A SPORTS lover from Snitterfield will be putting her stamina to the test when she takes on a 172 mile round trip including the London Marathon.
Bridget Richards’ 1-7-2 challenge will benefit two charities close to her heart – Alzheimer’s Society and the Shakespeare Hospice.
The 52-year-old lost her dad Mike – a pole-vaulting champion – three years ago to dementia, aged 74.
He played tennis at junior Wimbledon and inspired many of her sporting achievements including marathons and the National
Three Peaks Challenge, which she completed with her sons Thierry and Tobias, in aid of mental health charity Mind.
The mum-of-two added: “It wasn’t easy for our family when the first signs of dementia came on and he became less active both in body and mind.
“In April 2013, he had a fall and the blow to the head accelerated the dementia. He never came home. He didn’t know who we were, he would have hated seeing himself and me – with what should have been plenty more living to do – in a home with much older people. It was incredibly difficult.”
And the Shakespeare Hospice supported Bridget following the death of her husband Glenn.
Now she is not only taking on the London Marathon but she will be walking home along Shakespeare’s Way, a 146 mile path from the Globe Theatre in London to the playwright’s birthplace in Stratford.

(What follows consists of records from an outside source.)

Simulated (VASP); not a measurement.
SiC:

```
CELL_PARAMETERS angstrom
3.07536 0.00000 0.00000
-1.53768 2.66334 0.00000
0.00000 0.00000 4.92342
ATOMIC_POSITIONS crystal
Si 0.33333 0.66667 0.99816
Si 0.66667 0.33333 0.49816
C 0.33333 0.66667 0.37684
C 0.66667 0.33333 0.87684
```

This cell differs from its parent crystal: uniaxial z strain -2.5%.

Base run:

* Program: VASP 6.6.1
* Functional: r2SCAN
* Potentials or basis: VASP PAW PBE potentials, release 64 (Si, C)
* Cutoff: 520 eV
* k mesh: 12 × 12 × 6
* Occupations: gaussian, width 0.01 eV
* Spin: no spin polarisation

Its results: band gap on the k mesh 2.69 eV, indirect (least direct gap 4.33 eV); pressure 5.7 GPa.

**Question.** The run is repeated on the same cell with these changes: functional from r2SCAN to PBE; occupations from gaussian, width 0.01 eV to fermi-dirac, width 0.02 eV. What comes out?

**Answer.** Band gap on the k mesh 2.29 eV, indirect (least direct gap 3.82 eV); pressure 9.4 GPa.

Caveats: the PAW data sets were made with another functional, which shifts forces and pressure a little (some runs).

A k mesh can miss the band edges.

The name of her challenge 1-7-2 also refers to one marathon, seven stages of the trail and her two chosen charities.
And for her supporters, Bridget’s friend Allan Lamb is making small metal hearts in exchange for a donation of £10, to represent the memory of a loved one.
The hearts – in the charities respective colours – will be strung around a tree in Bancroft gardens near RST on the day of Bridget’s return on Saturday April 28. Those who have donated can collect their heart on the day.